General Information#

Observation Space#

Most environments use the same observation space (just an RGB image), refer to MineRL.

from minestudio.simulator import MinecraftSim
sim = MinecraftSim(obs_size=(224, 224), render_size=(640, 360))
obs, info = sim.reset()

The observation space is a dictionary with the following keys:

Dict({
    "image": Box(low=0, high=255, shape=(224, 224, 3), dtype=np.uint8)
})

Note

Here are two types of resolution: render_size and obs_size. The render_size specifies the resolution of the Minecraft window, usually set to \(640 \times 360\). We use opencv resize function to resize the image to the obs_size.

You can also access the original image in info["pov"] returned by the step function or the reset function.

Warning

We use cv2.INTER_LINEAR as the interpolation method when resizing the image.

We found that it is very important to align the interpolation methods between training and inference; otherwise, it may lead to poor performance.

Action Space#

We provide two types of action spaces: env and agent.

Note

Discrete and Box are from the gymnasium.spaces module.

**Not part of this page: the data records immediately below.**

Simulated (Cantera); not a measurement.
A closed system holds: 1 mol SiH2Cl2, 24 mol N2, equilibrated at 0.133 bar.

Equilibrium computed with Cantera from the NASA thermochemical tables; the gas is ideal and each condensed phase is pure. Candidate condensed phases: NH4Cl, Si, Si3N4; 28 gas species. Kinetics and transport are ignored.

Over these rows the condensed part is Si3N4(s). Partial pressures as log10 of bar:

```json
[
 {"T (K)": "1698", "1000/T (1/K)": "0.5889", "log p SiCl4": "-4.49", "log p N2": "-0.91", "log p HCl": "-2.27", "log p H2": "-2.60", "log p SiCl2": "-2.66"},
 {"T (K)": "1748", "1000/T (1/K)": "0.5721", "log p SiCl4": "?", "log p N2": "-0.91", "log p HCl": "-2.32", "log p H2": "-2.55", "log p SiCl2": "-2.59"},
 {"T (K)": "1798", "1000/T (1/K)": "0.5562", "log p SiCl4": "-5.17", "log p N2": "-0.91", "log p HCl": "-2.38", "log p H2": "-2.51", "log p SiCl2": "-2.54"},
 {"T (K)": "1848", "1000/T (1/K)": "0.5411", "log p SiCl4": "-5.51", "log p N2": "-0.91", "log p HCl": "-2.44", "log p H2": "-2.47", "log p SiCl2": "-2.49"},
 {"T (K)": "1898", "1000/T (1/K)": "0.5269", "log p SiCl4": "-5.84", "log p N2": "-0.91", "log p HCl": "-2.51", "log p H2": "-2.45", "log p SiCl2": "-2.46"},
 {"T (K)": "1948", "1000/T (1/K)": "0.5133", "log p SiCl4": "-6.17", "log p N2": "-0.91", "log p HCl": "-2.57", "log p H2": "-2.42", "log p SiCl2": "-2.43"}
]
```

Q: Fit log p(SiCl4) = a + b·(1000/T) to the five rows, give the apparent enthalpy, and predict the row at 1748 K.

  • env: The action space is similar to the original MineRL environment.

    Dict({
        "attack": Discrete(2),
        "back": Discrete(2),
        "camera": Box(low=-180.0, high=180.0, shape=(2,)),
        "forward": Discrete(2),
        "hotbar.1": Discrete(2),
        "hotbar.2": Discrete(2),
        "hotbar.3": Discrete(2),
        "hotbar.4": Discrete(2),
        "hotbar.5": Discrete(2),
        "hotbar.6": Discrete(2),
        "hotbar.7": Discrete(2),
        "hotbar.8": Discrete(2),
        "hotbar.9": Discrete(2),
        "inventory": Discrete(2),
        "jump": Discrete(2),
        "left": Discrete(2),
        "right": Discrete(2),
        "sneak": Discrete(2),
        "sprint": Discrete(2),
        "use": Discrete(2)"
    })
    

    Note

    This kind of action space is human-friendly.

  • agent: The action space is a dictionary with the following keys:

    Dict({
        "buttons": MultiDiscrete([8641]),
        "camera":  MultiDiscrete([121])
    })
    

    Note

    It adopts the hierarchical design principle from the video-pretraining paper.

    This kind of action space is more suitable for training polices.

Information#

The information space is a dictionary with the following keys:

dict_keys([
    'isGuiOpen', 'location_stats', 'voxels', 'mobs', 'health', 
    'food_level', 'pov', 'inventory', 'equipped_items', 'use_item'
    'pickup', 'break_item', 'craft_item', 'mine_block', 'damage_dealt', 
    'kill_entity', 'player_pos', 'is_gui_open', 'message'
])

Hint

The information is recorded in an accumulated manner, for example, kill entity records the cumulative number of entities killed.